Raoul Wallenberg was born 100 years ago into a family of great wealth and influence. He could have remained safely in neutral Sweden during World War II. Instead, as first secretary at the Swedish Legation in Budapest in the summer of 1944, Wallenberg acted. Without concern for his own safety, he worked tirelessly to save thousands from certain death at the hands of the Nazis.
By the summer of 1944, more than 400,000 Jewish Hungarians had been put in trains and sent away, most to their deaths. Wallenberg began issuing Swedish “protective passports” to the remaining population of Jewish Hungarians. His inventiveness and determination to provide protection to as many Jews as possible are credited with saving the lives of some 100,000 people.
Of course, Wallenberg was not alone in taking such action. Others chose to risk their careers, and their lives, to defy official protocols and repressive laws to rescue Jews. Many were censured, punished or killed for their acts of courage.
As a result, at Israel’s Holocaust memorial site, Yad Vashem, you will find today planted along the Avenue of the Righteous not only Raoul Wallenberg’s tree, but also the trees of 2,000 others, as well as 18,000 names engraved in the walls in remembrance of those who risked their lives to save Jews from the Holocaust.
Why did they do it? All of these heroes seemed to have shared the sentiment of the martyred Lutheran pastor and Nazi resister Dietrich Bonhoeffer, who wrote: “Silence in the face of evil is itself evil. ... Not to act is to act.”
Raoul Wallenberg’s mission was an example of American-Swedish cooperation for the common good. His work in Budapest was partly financed by the United States.
In 1981, to honor that work, the United States awarded Wallenberg honorary American citizenship. Wallenberg fought for values cherished in both Sweden and the United States. Together, we have long cooperated to protect and promote human rights at home and abroad.
Perhaps the most important part of Wallenberg’s legacy lies in its lessons for the generations to come. It is incumbent on us to pass on his story to those who come after us not as part of a distant heroic myth, but as an example of the values that should inform the way we live our lives.
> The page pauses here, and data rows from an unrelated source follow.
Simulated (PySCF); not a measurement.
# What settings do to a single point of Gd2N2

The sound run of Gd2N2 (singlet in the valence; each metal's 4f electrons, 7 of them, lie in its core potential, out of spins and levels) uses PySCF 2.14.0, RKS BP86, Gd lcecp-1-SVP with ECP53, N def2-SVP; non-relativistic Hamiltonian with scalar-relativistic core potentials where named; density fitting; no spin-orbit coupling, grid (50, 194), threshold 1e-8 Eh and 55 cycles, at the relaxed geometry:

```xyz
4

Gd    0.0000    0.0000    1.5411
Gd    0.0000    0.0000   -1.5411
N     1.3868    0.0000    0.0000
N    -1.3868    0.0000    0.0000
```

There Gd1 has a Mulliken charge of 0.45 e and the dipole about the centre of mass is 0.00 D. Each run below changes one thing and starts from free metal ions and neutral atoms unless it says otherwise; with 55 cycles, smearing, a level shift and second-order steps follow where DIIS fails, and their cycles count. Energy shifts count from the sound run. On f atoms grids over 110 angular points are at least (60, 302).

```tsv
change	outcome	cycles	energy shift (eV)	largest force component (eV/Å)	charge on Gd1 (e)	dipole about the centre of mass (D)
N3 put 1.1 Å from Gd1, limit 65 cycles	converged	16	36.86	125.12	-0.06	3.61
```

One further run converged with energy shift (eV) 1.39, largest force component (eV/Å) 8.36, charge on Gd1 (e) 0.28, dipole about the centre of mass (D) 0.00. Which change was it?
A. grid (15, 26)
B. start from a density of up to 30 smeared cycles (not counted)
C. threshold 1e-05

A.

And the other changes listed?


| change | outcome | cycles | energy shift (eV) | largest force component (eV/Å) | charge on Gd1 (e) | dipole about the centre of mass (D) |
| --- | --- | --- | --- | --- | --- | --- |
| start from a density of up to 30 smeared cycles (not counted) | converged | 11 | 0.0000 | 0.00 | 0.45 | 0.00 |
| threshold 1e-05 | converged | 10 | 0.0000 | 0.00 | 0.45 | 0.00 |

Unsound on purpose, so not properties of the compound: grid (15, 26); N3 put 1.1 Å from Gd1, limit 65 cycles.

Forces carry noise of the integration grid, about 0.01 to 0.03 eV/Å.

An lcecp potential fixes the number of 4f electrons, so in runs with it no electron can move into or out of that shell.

In January, 2000, Stockholm acted as host to an International Forum on the Holocaust. The final sentence of the declaration of that forum stated: “Our commitment must be to remember the victims who perished, respect the survivors still with us, and reaffirm humanity’s common aspiration for moral understanding and justice.”
Today, as we remember Raoul Wallenberg’s life and work, we reaffirm our common aspiration for moral understanding and justice.